I look forward to the conversations which the noble Lord, Lord Jenkins of Hillhead, the Convenor, the noble Lord, Lord Richard, and I will hold--I hope this week, diaries permitting. I hope that we shall be able to give some account of our conversations before the Recess. I suspect that an account of substance will not be possible because, after all, one of the merits of referring the matter to the SSRB lies in the point that the noble Lord, Lord Taylor, made; that it is difficult for us to be judge and jury in our own case. It is one of the things that makes the subject that we are discussing difficult and distasteful to all of us.

The fact that the SSRB has been asked to examine these difficult matters goes at least some way towards addressing the point that the noble Lord, Lord Taylor, made, although I accept that it does not go the whole way.
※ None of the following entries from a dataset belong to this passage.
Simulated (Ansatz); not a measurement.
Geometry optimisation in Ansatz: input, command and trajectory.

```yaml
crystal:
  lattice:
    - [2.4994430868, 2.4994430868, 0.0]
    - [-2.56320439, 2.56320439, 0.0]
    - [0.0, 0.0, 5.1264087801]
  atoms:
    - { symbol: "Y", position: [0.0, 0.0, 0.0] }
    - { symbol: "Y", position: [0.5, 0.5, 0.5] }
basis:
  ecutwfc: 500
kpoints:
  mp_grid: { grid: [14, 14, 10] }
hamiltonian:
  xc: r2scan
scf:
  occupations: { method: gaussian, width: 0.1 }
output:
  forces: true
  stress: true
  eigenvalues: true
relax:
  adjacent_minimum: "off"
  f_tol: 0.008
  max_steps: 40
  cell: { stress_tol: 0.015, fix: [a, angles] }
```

I have already detained your Lordships too long on this matter. However, I hope that your Lordships will nevertheless feel able to support the substantive motion which is about Ministerial salaries. In view of the exchanges which have taken place and, I am sure, the entirely inadequate answers that I have been able to give so far, I hope that the noble Lord, Lord Monkswell, will feel that enough has been said to enable him to withdraw the amendment.

Lord Monkswell: My Lords, I thank all noble Lords who have taken part in the short debate. It is not my intention to detain the House further. I was glad to hear from the noble Viscount the Lord Privy Seal and my noble friend Lord Richard, that there will be discussions through the usual channels to try and sort out some of the anomalies that have arisen as a result of what, I would suggest, is a somewhat inadequate consideration--no doubt due to time constraints--of our situation here in the House of Lords by the Senior Salaries Review Body. I am sure that something will come out of those deliberations to support the noble Lord, Lord Harmar-Nicholls, and provide resolutions to other problems which will follow further considerations by the Senior Salaries Review Body.

On the basis of the assurances that have been given during the short debate, I beg leave to withdraw my amendment.